Like most students at Turlock High School, along with colder weather, Christmas time brings with it thoughts of Winter Formal for sophomore Sandra Tovar. She plans to go with a group of friends, and although the event isn’t until January, she already knows what color dress she wants to wear: royal blue.

Still burning bright in her mind, however, alongside thoughts of fast-approaching high school excitement and dreams of a blue dress are the recent memories of another color – the bright red hue of the belt representing Tovar’s third national boxing title, which she earned last week in Salt Lake City, Utah at the 2017 USA Boxing Elite and Youth National Championships and Junior Open.

With her sights set on the 2020 Tokyo Olympics, Tovar may be excited for her school’s next dance, but she isn’t your average teen.

“At school, people think I’m really nice,” said the 15-year-old boxer. “I mean, I’m nice and everything, but I’m not too nice to let people walk all over me.”

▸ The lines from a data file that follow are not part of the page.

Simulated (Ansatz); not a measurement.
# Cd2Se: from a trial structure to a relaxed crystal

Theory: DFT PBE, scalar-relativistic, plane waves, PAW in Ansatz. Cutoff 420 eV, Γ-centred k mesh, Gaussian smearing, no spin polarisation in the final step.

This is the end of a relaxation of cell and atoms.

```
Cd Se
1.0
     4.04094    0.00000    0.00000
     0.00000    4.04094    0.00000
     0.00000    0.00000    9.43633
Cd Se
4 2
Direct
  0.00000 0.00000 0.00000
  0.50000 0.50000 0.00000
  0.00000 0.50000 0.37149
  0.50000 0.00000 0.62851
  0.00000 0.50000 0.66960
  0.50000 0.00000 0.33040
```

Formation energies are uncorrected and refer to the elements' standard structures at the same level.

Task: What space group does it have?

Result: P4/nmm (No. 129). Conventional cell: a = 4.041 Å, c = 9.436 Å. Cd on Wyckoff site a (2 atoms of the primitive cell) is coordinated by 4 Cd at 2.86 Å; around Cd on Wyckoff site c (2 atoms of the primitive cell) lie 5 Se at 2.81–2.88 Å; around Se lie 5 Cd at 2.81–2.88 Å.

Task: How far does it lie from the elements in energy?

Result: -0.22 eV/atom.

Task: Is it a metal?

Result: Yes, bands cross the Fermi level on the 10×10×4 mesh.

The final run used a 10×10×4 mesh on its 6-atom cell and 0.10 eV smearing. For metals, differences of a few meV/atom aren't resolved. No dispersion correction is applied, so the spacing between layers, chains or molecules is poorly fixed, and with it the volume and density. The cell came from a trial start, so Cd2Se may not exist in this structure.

When Tovar isn’t practicing as a member of USA Boxing’s Youth National Team, she’s either catching up on homework or hanging out at one of Turlock’s many eateries with her friends – normal, high school stuff.

But, Tovar’s friends are very aware of the caliber of athlete they’ve chosen as their companion. Not only is she a nationally-ranked boxer, but Tovar is also active in THS Track and Cross Country.

“They all think it’s really cool,” said Tovar of her friends’ opinions on her young boxing career. “They mess around and make jokes, like saying that if someone messes with them they’ll just call me.

“Maybe I would help them out. It depends on the friend, but I’m not one to start things.”

Tovar’s sweet demeanor is challenged only by her ferocity in the boxing ring, with a threatening jab that has earned the boxer not only three national titles, but also recognition as the “Most Outstanding Boxer” for the Youth Female Division, securing her a spot on the USA Boxing National Team’s High Performance Squad and giving her the opportunity to attend training camps at the Olympic Training Center and represent Team USA at international competitions.

Tovar believes her success so far is paving the way to Tokyo.

“I’m looking to try for the Olympics in 2020,” said Tovar. “Winning these tournaments is helping me…since I’m winning, they already know me and what I can do.”

Tovar began boxing at just eight years old, following in the footsteps of her father. The sport is a family affair, she said, with her grandfather coaching her father to box, and her father passing on his knowledge to her.

Her first fight took place when she was just 10 years old, but it wasn’t until she won her first USA Boxing national title last year in the 110-pound Junior Division that Tovar realized she had the talent to go far, she said. From there, Tovar went on to win another national title – this time at the 2017 Golden Gloves Tournament of Champions, where she again fought as a 110-pound Junior.

Tovar’s most recent title earned last week is arguably her most impressive, as it was her first fight in the older Youth Division, she went down into the 106-pound weight class and, for the first time, she had to make her way through three fights, rather than just one, against fellow nationally-ranked boxers – all of whom were older than her.

Though the odds were stacked against her, Tovar went into the tournament with confidence despite being the youngest in her bracket.

“It didn’t bother me, but I knew they probably underestimated me,” she said. “It made me push forward because I knew I could beat them and my age doesn’t matter.”

While she breezed through her first match, Tovar’s final two matches against Amy Salinas of Las Cruces, New Mexico, in the semi-finals and Natalie Dove of Philadelphia, Pennsylvania for the championship were far more challenging.

Prior to Tovar snatching the title, Salinas was the reigning top-ranked youth woman at 106 pounds. Dove also held a national title – 101 pounds at the Junior Division.

“There were three of us who were all nationally-ranked and had to fight each other,” said Tovar. “They both had different styles, but after the first round you get a feel for how they fight. Depending on if they’re a boxer or a brawler, then you know what to do.”

By the time Tovar had defeated her first opponent, Estrellita Iturralde of Los Lunas, New Mexico, and also emerged victorious over Salinas, she was more than prepared for Dove, she said.

“I already knew it was going to be a tough fight, and I knew I was going to have to work for it,” said Tovar. “I’ve been working a lot and didn’t have any breaks during the year, so I put it in my head that I wasn’t going to let her take that away from me after all of the things I had sacrificed for it.”

Tovar’s headstrong attitude payed off, as the boxer defeated Dove for the 106-pound national title in the Youth Division.

The next time Tovar steps in the ring during a national tournament will be during the 2018 Junior Olympics in June, continuing her journey to Tokyo in 2020. For now, she’ll take a break from her life as a national-ranked boxer, watching Netflix, hanging out with her friends and catching up on some homework – just normal, high school stuff.